During Second World War he joined the resistance.
He graduated from Faculty of Architecture of Warsaw University of Technology where he was offered to work as a teaching assistant. However, he chose to pursue the career of a photographer.
Since 1957 he had cooperated with socio-cultural, illustrated magazines, such as „Polska”, „Ty i Ja”, „Zwierciadło”, „Stolica”.
These titles were published officially and aimed at presenting a positive image of a socialist country. Yet, they provided the readers with news on the most interesting scientific and cultural phenomena of those times – including the ones barely tolerated by the authorities.
In 1966 Kossakowski starts to cooperate with the avant-garde Foksal Gallery, based in Warsaw and devoted to conceptual art and the art of ephemeral events.
He started to collaborate with artists like Tadeusz Kantor or Edward Krasiński – today regarded as some of the most important for this period.
He also photographed the events taking place in other avant-garde milieus of the 1960s Poland: Cricot 2 Theatre of Tadeusz Kantor, theatre of Jerzy Grotowski, Krzywe Koło Gallery o Krzysztofory Gallery.
Due to the disintegration of the Foksal group and the political atmosphere in Poland, in 1970 he decided to emigrate to France.
He worked i.a. in the Museum of Decorative Arts in Paris and the Pompidou Centre. He cooperated with French magazines and publishing houses. He also started to pursue conceptual photography. He gained recognition with his series 6 Metres Before Paris (6 metrów przed Paryżem, 1970-1971), presenting “Paris” road signs on the roads accessing the city, along with their suburban surroundings.

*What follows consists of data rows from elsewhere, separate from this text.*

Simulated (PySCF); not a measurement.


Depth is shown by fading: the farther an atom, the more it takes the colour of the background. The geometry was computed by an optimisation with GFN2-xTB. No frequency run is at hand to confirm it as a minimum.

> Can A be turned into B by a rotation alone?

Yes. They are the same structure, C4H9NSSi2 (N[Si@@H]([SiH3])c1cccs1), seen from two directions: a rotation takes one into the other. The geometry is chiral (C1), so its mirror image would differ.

Other noteworthy series are the photographs of patches of light created by stained glass windows in the Chartres gothic cathedral – The Lights of Chartres (Światła Chartres, 1983-1990).
Sources:
Dobosz Andrzej, Eustachy Kossakowski (1925-2001), obituary, „Tygodnik Powszechny” 2001 no 49, p. 15.
Wierzbicka Anna, Eustachy Kossakowski. Fotograf, „Biuletyn Historii Sztuki” 2004, no 3/4, pp. 412-413.
Polit Paweł (ed.), Edward Krasiński. Elementarz ABC, Bunkier Sztuki, Kraków 2008.